Marchers protest use of treated sewage to make snow on sacred peak

Pasadena, California (AP) 12-07

Chanting and beating drums, American Indians marched to a federal appeals court to oppose the use of treated sewage to make snow in Arizona mountains they hold sacred.

About 150 activists marched to the 9th U.S. Circuit Court of Appeals during a hearing in the case.

A three-judge panel of the court ruled in March that using the treated wastewater to allow expansion of the Arizona Snowbowl resort would violate the religious freedom of Navajos, Hopis and 11 other tribes who had sued to block the expansion.

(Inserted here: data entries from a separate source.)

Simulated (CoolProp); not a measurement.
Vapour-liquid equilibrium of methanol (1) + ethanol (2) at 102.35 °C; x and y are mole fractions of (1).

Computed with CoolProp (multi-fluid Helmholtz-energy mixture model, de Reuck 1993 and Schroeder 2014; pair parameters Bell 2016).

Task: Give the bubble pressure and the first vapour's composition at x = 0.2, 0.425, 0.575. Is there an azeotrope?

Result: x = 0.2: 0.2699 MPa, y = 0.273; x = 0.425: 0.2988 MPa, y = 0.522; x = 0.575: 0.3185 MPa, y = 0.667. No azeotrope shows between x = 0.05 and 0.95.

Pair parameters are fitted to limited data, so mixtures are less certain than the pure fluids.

However, the full appellate court decided to rehear the case. Snowbowl’s owners and the federal government had urged the court to reconsider, arguing that the earlier ruling broke federal precedent and incorrectly applied provisions of the Religious Freedom Restoration Act.

The 777-acre resort rests on the western flank of the San Francisco Peaks north of Flagstaff. Resort owners also want to remove about 100 acres of forest and add a fifth lift to attract more skiers on manmade snow.

“The peaks are central to the practice of the Hopi religion,” said protester Leigh Kuwanwisiwma, director for the Hopi Cultural Preservation Office in Arizona. “The mountains and the kachina spirits ... represent the heart and soul of our community.”

The U.S. Forest Service leases the land to the Arizona Snowbowl Resort. At the hearing, the 11-judge court was told the agency had the right to permit snowmaking on its own land.

Lane McFadden, an attorney representing the Forest Service, also said he considered the treated wastewater to be safe.

“I would let my kids play in that water,” he said.

As for imposing on Indian religious beliefs, McFadden said: “I believe their prayers will not be devastated.”

But Howard Shanker, an attorney representing several tribes, said the government “will contaminate their religious freedom” if snowmaking is allowed.

The appellate panel did not immediately rule in the case.

Arizona Snowbowl opened late in three of the last four years because of lack of snow, but it was set to open during mid December, which would match its average opening date. The resort brings an estimated $10 million annually to Flagstaff’s economy.